Sunday, 10 September 2023

Trinity 14

 

Romans 13.8-10, Matthew 18.15-20

 

When I was in my late teens I had a Saturday job in Littlewoods cafe, clearing tables. It was hard, dirty work, and the mess people left behind them was sometimes phenomenal. I don’t think I will ever forget the smell of plates of cold steak pie mixed with fag ash from the ciggies people had stubbed out in their leftovers – it was back in the days when you could smoke in cafes. The whole experience left me with a lasting admiration for people who clean up after others full-time, long-term, and who are so often unnoticed and unappreciated. If that’s you, whatever they pay you, it isn’t enough.

 

But the pay, of course, was the point. The one and only real joy of the job was clocking off at the end of the day – literally stamping my card in the time clock as we did back then, and collecting my wages in a small brown envelope. I’d done my bit. No one could expect any more of me – I didn’t have to scrape one more plate, wipe one more table. I could go home, put the uniform in the washing machine, have a shower and forget about it all. I’d kept my side of the contract, fulfilled my obligations, and the money in the small brown envelope – meagre though it was – confirmed that.

 

Human beings are contractually minded people. We don’t like being in debt to others, feeling obliged to them. It’s not just about work, but also about things like gift-giving and doing favours for one another. It’s embarrassing if someone gives you an expensive Christmas present when all you’ve got for them is a pair of socks. It’s much easier to ask someone to help us if we feel they “owe us one” because we’ve helped them out in the past. You scratch my back; I’ll scratch yours.

 

St Paul says “Owe no one anything except to love one another”, in our first reading. It’s part of his letter to the Christian community in Rome, and it comes straight after a passage where he’s been talking about the importance of fulfilling civic obligations, paying taxes, keeping the law, respecting lawful government. The Early Christians sometimes thought that  since they were citizens of the Kingdom of God, they could ignore their responsibilities as citizens of Rome, or Athens, or wherever they happened to live. Paul disagreed. They were honour bound to pay their dues to their society, to play their part.  That’s what he means when he says they should “owe no one anything”. They have obligations which they should discharge.

 

But there was one debt, he said, that could never be paid in full, one obligation that was never discharged, which they would always be owing, and that was the obligation to love one another. Love wasn’t about contracts, he was telling them. It wasn’t a matter of mutual back-scratching. It wasn’t something people could earn or deserve, or that they could ever consider they had done enough of.
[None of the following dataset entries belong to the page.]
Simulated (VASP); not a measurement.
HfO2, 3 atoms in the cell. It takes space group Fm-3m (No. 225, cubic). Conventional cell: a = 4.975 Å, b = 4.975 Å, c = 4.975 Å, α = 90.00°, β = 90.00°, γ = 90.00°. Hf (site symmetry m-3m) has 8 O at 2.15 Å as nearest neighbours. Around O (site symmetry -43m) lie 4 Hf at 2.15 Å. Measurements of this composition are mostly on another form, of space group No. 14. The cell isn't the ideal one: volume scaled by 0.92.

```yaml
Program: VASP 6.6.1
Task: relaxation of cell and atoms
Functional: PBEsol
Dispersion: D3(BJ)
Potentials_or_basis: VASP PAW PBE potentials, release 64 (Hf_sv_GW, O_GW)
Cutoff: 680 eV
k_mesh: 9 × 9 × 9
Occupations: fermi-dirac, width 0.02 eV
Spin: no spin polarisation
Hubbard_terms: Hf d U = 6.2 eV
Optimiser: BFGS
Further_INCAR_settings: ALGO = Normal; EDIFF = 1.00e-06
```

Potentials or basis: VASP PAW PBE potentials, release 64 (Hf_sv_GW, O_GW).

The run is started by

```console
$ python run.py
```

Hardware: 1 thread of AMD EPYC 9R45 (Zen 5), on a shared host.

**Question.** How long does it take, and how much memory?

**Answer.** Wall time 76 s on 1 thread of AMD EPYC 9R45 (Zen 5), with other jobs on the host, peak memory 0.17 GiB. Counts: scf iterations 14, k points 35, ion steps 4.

How many people is it reasonable for us to care about and treat kindly? Can we say “I’ll be loving towards the first ten people I meet today, but after that, I can do what I want” Can we claim that our contract only says we have to love people between 9 and 5, with Bank Holiday Mondays off? No. Paul is telling us that the calling to love others never ends, just as God’s love for us never ends.  

 

That’s a challenging thought, and it’s important to be clear about what it means. It doesn’t mean behaving like a doormat or ignoring things that need confronting. If we love someone we take them seriously. We care about what they do. If we see something that concerns us, of course we should speak up, even if that means conflict. It doesn’t mean staying around people who are hurting or abusing us, either. Sometimes we need to remove ourselves from people for our own safety, and if that’s the case we should do so.  But we are still called to regard them as children of God, made in his image, however deeply buried that image seems to be. We’re not given licence to write anyone off, to say they don’t matter. It can sometimes be a struggle to work out what love looks like in relationships that have gone wrong, but that’s the struggle we’re called to. We may not be part of their future, or they ours – and that may be the best thing, for them and for us, but that doesn’t mean that they are beyond the love of God.

 

In today’s Gospel reading we can see how that might work out in practice. It’s not a hard and fast guide, but it points us to the basic attitude we should have to one another.  If someone sins against you – does something wrong, says something mean – first point it out to them privately, if you can. Sometimes that’s all it takes to repair the damage. If that doesn’t work, take someone else. If that doesn’t work, you may need to go to a bigger group, to have others arbitrate. If that doesn’t work, Jesus says “let that person be to you as a Gentile or a tax-collector”. That last bit sounds a bit grim, until we remember how Jesus actually treated Gentiles and tax-collectors. While many in his society cut them off, and wouldn’t mix with them, he welcomed them to come and follow him. The door was open, if they wanted to walk through it.

 

What we do and what we say matters, the reading tells us. Our words and actions change people’s lives - for better or for worse - in ways we may never be aware of. We have more power than we think. We can bind people, tying them up in knots of resentment and anger, constantly going over old hurts. Or we can loose them from those bonds, recognising the hurt they have caused, but letting them, and ourselves, move on to new things. They might change and grow; they might not, but we have set them free to live their own lives, and that sets us free in the process. It’s not easy. It’s not simple. That’s why we need God’s help, which is just what the end of the reading promises.  

 

Where two or three are gathered in my name, I am there among them, says Jesus. Those words are often used in the context of worship – God is there even if there aren’t many people – but it takes on a different meaning altogether when we read it in this context. Jesus isn’t just present where two or three are praying together in peace and harmony; he is also there when two or three are fighting like cats and dogs, struggling to come to some agreement. He is present to help us see through our differences to the image of God in each of us.

 

Owe no one anything, except to love. Love isn’t a contract; it’s a limitless gift, given to us by God. He is like a father, who welcomes back the prodigal son who has wasted the money he’s been given, with generosity that seemed ridiculous to those around him, and no guarantee that the son won’t go and do the same all over again. He is like a shepherd, who leaves 99 sheep in the wilderness to look for the one that is lost, or a woman who throws a party for her friends when she finds the coin she’s lost, even though the party probably cost as much as the coin was worth. The Gospels tell us that unlike  money, time and energy, there’s no danger that the love of God will run out, and this is the love that is his gift to us. We don’t need to ration it. It grows in the giving, so we can share it generously with anyone who needs it, and if we do so, we will find that there is always more than we can ask or imagine still to draw on.